The following example of the gradient descent method is given in section 9.3.2 on pp. 469-470 of Boyd and Vandenberghe's Convex Optimization (Cambridge University Press, 2009).
Let $\gamma > 0$, and consider the following objective function on $\mathbb{R}^2$: $$ f(x) = \frac{1}{2}(x_1^2+\gamma x_2^2). $$
According to Boyd and Vandenverghe, applying the gradient descent method with exact line search, starting at $x^{(0)} = \begin{bmatrix}\gamma\\1\end{bmatrix}$, the following closed-form expressions for the iterates $x^{(k)}$ ensue: $$ x_1^{(k)} = \gamma\bigg(\frac{\gamma-1}{\gamma+1}\bigg)^k,\qquad x_2^{(k)} = \bigg(-\frac{\gamma-1}{\gamma+1}\bigg)^k.\tag{*} $$
However, when I try to derive the expression for $x_1^{(1)}$ and $x_2^{(1)}$ I get different expressions than those appearing in $(*)$. Here's my derivation. I'd appreciate it if someone could point out where my error lies.

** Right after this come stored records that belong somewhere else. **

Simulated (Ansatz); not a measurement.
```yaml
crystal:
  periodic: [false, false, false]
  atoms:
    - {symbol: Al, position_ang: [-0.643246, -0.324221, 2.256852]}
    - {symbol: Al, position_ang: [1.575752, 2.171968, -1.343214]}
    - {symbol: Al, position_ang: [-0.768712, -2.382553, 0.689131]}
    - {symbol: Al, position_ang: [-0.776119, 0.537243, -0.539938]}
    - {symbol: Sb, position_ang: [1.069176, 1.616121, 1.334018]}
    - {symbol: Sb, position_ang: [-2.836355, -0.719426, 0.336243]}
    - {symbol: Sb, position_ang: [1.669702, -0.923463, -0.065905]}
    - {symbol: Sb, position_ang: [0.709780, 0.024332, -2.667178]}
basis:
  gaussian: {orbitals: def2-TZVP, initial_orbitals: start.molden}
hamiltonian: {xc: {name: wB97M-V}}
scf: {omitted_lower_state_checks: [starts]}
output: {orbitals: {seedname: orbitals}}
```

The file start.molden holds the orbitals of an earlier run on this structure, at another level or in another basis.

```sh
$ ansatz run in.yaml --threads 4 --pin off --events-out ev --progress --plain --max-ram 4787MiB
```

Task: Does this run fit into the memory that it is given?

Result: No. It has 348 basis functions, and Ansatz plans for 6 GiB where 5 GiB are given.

We can write $f$ as $f(x) = \frac{1}{2}x^TAx$, where $A := \begin{bmatrix}1&0\\0&\gamma\end{bmatrix}$, showing that $f$ is a quadratic form. Hence, $$ \Delta x = -\nabla f(x) = -Ax = \begin{bmatrix}-x_1\\-\gamma x_2\end{bmatrix}. $$
Therefore, \begin{align*} f(x+s\Delta x) &= f(x-sAx)\\ &= f(\begin{bmatrix}x_1(1-s)\\x_2(1-\gamma s)\end{bmatrix})\\ &= \frac{1}{2}\bigg(\big(x_1(1-s)\big)^2 + \gamma\big(x_2(1-\gamma s)\big)^2\bigg)\\ &= \frac{x_1^2(\gamma^3+1)}{2}s^2 -x_1^2(\gamma^2+1)s + \frac{x_1^2(\gamma+1)}{2} \end{align*}
Hence $t = \text{argmin}_{s\geq0}f(x+s\Delta x)$ is the root of the derivative of the function $$ s\mapsto \frac{x_1^2(\gamma^3+1)}{2}s^2 -x_1^2(\gamma^2+1)s + \frac{x_1^2(\gamma+1)}{2}, $$ namely $t = \frac{\gamma^2+1}{\gamma^3+1}$.
Hence, \begin{align*} x^{(1)} &= x^{(0)} + t\Delta x^{(0)}\\ &= \begin{bmatrix}\gamma\\1\end{bmatrix} + \frac{\gamma^2+1}{\gamma^3+1}\begin{bmatrix}-\gamma\\-\gamma\end{bmatrix}\\ &= \begin{bmatrix}\gamma\big(1-\frac{\gamma^2+1}{\gamma^3+1}\big)\\1-\gamma\frac{\gamma^2+1}{\gamma^3+1}\end{bmatrix}. \end{align*}
Therefore, \begin{align*} x_1^{(1)} &= \gamma\big(1-\frac{\gamma^2+1}{\gamma^3+1}\big)\\ &= \gamma\frac{\gamma-1}{\gamma+1}\cdot\frac{\gamma^2}{\gamma^2-\gamma+1}\\ x_2^{(2)}&= 1-\gamma\frac{\gamma^2+1}{\gamma^3+1}\\ &= \frac{\gamma-1}{\gamma+1}\cdot\frac{1}{\gamma^2-\gamma+1}. \end{align*}